From left: Deutsche Bank Chief executive Jacques Brand, President and CEO of Convergys Andrea Ayers, President and CEO of Dell Michael Dell, listen to President Barack Obama at the quarterly meeting of the Business Roundtable. (Getty Images News)
From left: Deutsche Bank Chief executive Jacques Brand, President and CEO of Convergys Andrea Ayers, President and CEO of Dell Michael Dell, listen to President Barack Obama at the quarterly meeting of the Business Roundtable. (Getty Images News)

President Barack Obama is starting to open up, six years into the job.

“You get a little looser in your last two years in office,” he told CEOs at a meeting with the Business Roundtable.

Indeed, the remark itself would never have been made public under the old White House policy of kicking out the press for the all-important Q&As the president regularly has with business leaders and donors. The president spoke at length on a host of issues from trade to taxes to working with Republicans.  

In particular, he held out hope the Republicans would work with him on a corporate tax reform package that would yield one-time revenue from repatriating profits for transportation. “There is definitely a deal to be done,” he said.  

Obama said the business community would probably need to be united even though there would be trade-offs in a package that did away with individual breaks in return for lower rates. He allowed that Republican desires to include individual tax reform might be a hangup, noting his insistence that middle class families not be left with a higher tax burden.  

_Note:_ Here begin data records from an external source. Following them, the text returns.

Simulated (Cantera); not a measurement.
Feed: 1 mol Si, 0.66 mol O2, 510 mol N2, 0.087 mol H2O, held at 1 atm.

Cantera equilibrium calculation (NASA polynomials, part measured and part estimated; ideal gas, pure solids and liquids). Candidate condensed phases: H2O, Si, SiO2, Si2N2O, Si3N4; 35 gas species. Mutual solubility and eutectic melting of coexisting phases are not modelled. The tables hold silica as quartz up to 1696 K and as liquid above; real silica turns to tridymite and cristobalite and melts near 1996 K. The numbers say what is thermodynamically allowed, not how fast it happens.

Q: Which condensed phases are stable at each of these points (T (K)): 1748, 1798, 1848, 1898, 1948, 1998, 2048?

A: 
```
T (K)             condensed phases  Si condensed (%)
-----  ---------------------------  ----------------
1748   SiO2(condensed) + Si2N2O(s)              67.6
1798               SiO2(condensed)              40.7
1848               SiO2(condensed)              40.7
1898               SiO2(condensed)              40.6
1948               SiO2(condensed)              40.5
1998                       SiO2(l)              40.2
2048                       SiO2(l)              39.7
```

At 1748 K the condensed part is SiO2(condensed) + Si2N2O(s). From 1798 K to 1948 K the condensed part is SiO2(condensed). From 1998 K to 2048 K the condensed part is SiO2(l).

But he said a deal could come together in six to nine months.  

As for tax extenders, the president said he was open to another short-term extension but wasn’t prepared to sign something that didn’t protect middle class tax breaks, like the Earned Income Tax Credit, the child tax credit and the college tuition tax credit.

Obama predicted Republicans would take a few “stabs” at undoing his executive action on immigration, but after failing to succeed, he hoped they would move on and pass an immigration bill he can sign. Ultimately he wants to “solidify” his actions into law. And he said he took GOP leaders at their word that they would not shut down the government.
“No one benefits by the government shutting down,” he said.
He showed no second thoughts, either, saying his action was “exactly the right thing to do.”
Obama also said it would be tough for Democrats to do piecemeal bills on immigration to help the business community without dealing with immigration more broadly, and said the law limits what he can do on farm workers or H-1B visas.
He said immigration generally has helped the United States versus its competitors, who he said are “getting old.”
Obama also had tough language for his own party on trade.
He said his message to Democrats is, “Don’t fight the last war.” He said he will continue to push Congress for fast-track Trade Promotion Authority, something Sen. Harry Reid, D-Nev., has opposed.
Obama said companies that wanted to outsource to low-wage countries have pretty much already done so, and now, new trade deals would increase worker rights around the world and increase the ability of U.S. corporations to compete in other countries.
He even spoke positively of reaching a new deal with China, although not with Russia.
He also predicted Vladimir Putin wouldn’t change his actions until political pressure in Russia catches up to the damage to its economy from fallout over Ukraine.
Other highlights from the Q&A:
Obama said Republicans are right about 25 percent of the time on over-regulation. He says he believes in cost-benefit analyses, and has worked to get old, outdated regulations off the books. But he said many regulations have made important improvements like clean air and clean water, even though “nobody wants to be regulated.”
While he said “it’s embarrassing” how fast China can build things relative to the United States, in other ways China has a lot of problems.
“You would not want your kids growing up in Beijing today because they could not breathe,” Obama said.
Los Angeles had a similar problem before the Clean Air Act, the president said.

Obama was also asked why he didn’t ask Congress to “just pass a bill” raising the gas tax in the lame duck and solve the transportation funding issue.

“I’d potentially take you up on that offer” to raise the gas tax, Obama said.  But “in fairness to members of Congress,” he said, gas tax votes are “really tough.”

Obama also said that while he is confident in being able to roll back Islamic State’s gains in Iraq, taking on the terrorist group in Syria was a longer-term challenge because of the civil war in that country.

And on the federal deficit, Obama said he wants to “keep our deficits low” while investing in things like early childhood education and infrastructure. 

The White House has touted that the deficit — $483 billion last year — has dropped quickly in recent years and is now below 3 percent of GDP.

It remains to be seen if the new, looser Obama will continue. Josh Earnest was asked by The Associated Press at Wednesday’s briefing if the White House would make Q&A’s open to the public as a standard practice.